WIDOWS, THE latest film from British director Steve McQueen, is the last thing I expected from him. In fact when I heard his next project was based on a 1980s TV show, I was slightly concerned.
This is a heist film in the vain of Oceans 11, and quite different from his previous films which dealt with the Northern Irish hunger strikers, American slavery, and sex addiction. However, Widows was a passion project for him and he brought on Gillian Flynn to co-write the script. People have been a bit snobby about Flynn’s writing but she is perfect for a script like this. I actually think adaptations of her work in the past have taken the bite out of her writing. Particularly the Gone Girl screenplay. No sign of that here. Along with Flynn, McQueen has enlisted a stellar cast, including Viola Davis and Liam Neeson.

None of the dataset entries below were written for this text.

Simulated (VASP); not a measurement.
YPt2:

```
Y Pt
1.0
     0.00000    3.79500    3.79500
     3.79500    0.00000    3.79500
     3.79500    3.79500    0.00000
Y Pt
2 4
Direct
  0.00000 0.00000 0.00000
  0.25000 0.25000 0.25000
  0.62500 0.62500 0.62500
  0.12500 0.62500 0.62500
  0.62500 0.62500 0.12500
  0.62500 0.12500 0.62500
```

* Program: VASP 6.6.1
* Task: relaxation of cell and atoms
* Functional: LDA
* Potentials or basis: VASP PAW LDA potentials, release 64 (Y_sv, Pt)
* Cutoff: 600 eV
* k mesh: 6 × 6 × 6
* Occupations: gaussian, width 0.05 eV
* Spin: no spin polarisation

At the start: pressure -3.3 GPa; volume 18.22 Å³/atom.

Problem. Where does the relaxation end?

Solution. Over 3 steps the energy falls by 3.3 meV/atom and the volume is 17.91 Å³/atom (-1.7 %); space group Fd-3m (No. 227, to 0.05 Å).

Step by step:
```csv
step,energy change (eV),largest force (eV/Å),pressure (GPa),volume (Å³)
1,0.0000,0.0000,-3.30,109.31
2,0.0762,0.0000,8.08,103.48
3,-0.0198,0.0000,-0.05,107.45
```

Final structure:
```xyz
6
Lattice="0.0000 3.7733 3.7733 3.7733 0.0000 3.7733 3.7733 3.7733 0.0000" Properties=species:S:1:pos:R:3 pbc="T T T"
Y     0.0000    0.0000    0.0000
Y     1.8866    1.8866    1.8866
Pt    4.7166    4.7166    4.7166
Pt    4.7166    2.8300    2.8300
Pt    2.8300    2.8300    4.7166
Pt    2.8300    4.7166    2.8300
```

Widows has an array of different characters, all with their own story, yet never feels bloated, and each character arc feels rewarding. Also, despite being a heist movie, there is very little action. You don’t miss it though. The razor wire script gives you all you need. Tense confrontations and threats are spat from one character to another. Robert Duval for a man in his late eighties must have loved getting such a punchy role; Daniel Kyluha's menacing, sociopathic, gangster, Jetamme, is a revelatory performance. He is so physical and ice cold I did have to look away from some of his interrogations.
Stealing the show however is Elizabeth Dibicki. She stood out in the underrated Man From U.N.C.L.E. and was comfortably the best thing in the otherwise disappointing Great Gatsby remake, so it is great to see her do it in a production worthy of her. To be honest, so many performances are worth commenting on, ithat i would be here all day if I did.
One scene, where the camera stays on the hood of a car, is one of the cleverest scenes I have seen in a mainstream movie in a long time. The car of the politician, Jack Mulligan (Colin Farrell ) moves from a poor, run down, area of Chicago (of which he is the alderman ) to his wealthy suburb. While the camera is stuck on the bonnet and we watch the backgrounds change, we hear his true opinion of his constituents. It is such a simple clever way to eavesdrop on a character's internal monologue.
The film is full of these clever little moments. At no point do we have a 'Basil Exposition' pop up to tell us who is who and what is happening now. McQueen respects his audience, making Widows an enjoyable, rewarding, clever, and mature film.